For the last two weeks, I have written about Gary, a recovering alcoholic and addict, who even to this day continues to reach out to help others. On September 11, 2001, from his office Gary saw the twin towers of the World Trade Center collapse. Although in pain from a bad case of the shingles, he wanted to do whatever he could. So he asked God to use him. As he prayed and walked, he ended up in a Triage in Hoboken, NJ, where he listened to people tell their stories.
Often as Gary worked through the day, his thoughts went back to the time when he had been homeless because of his alcohol and drug abuse, how he had no hope, and how his life seemed to be over. But that day in the Hoboken Triage he was being used to comfort people who felt hopeless – just like he had. He felt like a wounded healer.
Late in the day as Gary was taking a break, an exhausted emergency health worker sat down beside him. He said to Gary, ‘Would I like a drink! But I can’t do that. I’m a recovering alcoholic, and I’m feeling a little bit sorry for myself. Tonight I was going to celebrate my three years of sobriety, but I won’t make it. I need to be here.”
Without even thinking, Gary reached into his pocket and took out his recently earned three-year sobriety coin. He took the worker’s hand and put the coin in it. ‘Well, here is your three-year anniversary award. Congratulations. You certainly deserve it,’ was all he could say. They hugged promising to remember their mutual three-year ‘celebration.’
After midnight, dazed and exhausted, Gary finally reached his apartment. It had been a long day. His body ached, and he was covered with ashes and dirt. Although he wanted to fall into bed and sleep, he knew he had to take a shower. As he rinsed the soap from his body, he was shocked to see that his painful shingles blisters had turned into scabs. He watched in wonder as the water washed the scabs off his body and down the drain.

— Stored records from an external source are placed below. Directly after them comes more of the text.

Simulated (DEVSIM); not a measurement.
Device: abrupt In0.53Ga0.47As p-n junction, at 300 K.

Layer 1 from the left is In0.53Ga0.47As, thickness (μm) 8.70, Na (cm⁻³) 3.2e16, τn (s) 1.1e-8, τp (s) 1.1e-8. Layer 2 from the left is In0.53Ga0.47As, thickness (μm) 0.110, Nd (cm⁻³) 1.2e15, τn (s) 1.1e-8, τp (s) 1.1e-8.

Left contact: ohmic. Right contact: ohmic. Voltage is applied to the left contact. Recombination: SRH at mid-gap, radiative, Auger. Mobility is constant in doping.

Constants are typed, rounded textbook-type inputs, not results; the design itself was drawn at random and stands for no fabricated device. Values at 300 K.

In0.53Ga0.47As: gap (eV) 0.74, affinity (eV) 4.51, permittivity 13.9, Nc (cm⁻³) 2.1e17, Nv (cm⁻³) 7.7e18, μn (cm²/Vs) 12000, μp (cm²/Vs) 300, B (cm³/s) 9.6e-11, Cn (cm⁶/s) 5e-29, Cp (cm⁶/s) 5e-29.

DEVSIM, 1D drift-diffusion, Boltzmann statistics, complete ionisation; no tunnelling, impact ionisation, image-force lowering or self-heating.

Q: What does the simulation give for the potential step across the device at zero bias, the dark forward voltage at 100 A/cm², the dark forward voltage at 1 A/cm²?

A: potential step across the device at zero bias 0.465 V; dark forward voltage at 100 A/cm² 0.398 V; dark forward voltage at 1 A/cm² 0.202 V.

Somehow that day Gary had been healed of the shingles. But that healing seemed small to Gary compared to the spiritual healing that took place inside him. He understood that the more he listened and the more people were helped by him, the more strength he received. Gary learned an important lesson – that the way to heal yourself is not to focus on your own difficulties but to give yourself in service to others.
Sometimes, when we are tired and hurting from our tribulations and afflictions, we may find that reaching out and helping others in need is the most healing thing we can do for ourselves – and for others. By responding with courage and compassion to suffering and loss, we may find deeper meaning and significance in our lives.
Beloved Healer, we thank you for the lessons we can learn from you and from one another. We ask that you teach us to truly trust in you, to learn to follow your example of reaching out to others – even when we are exhausted or in pain or in doubt. May we remember that you are our great healer. We thank you. Amen.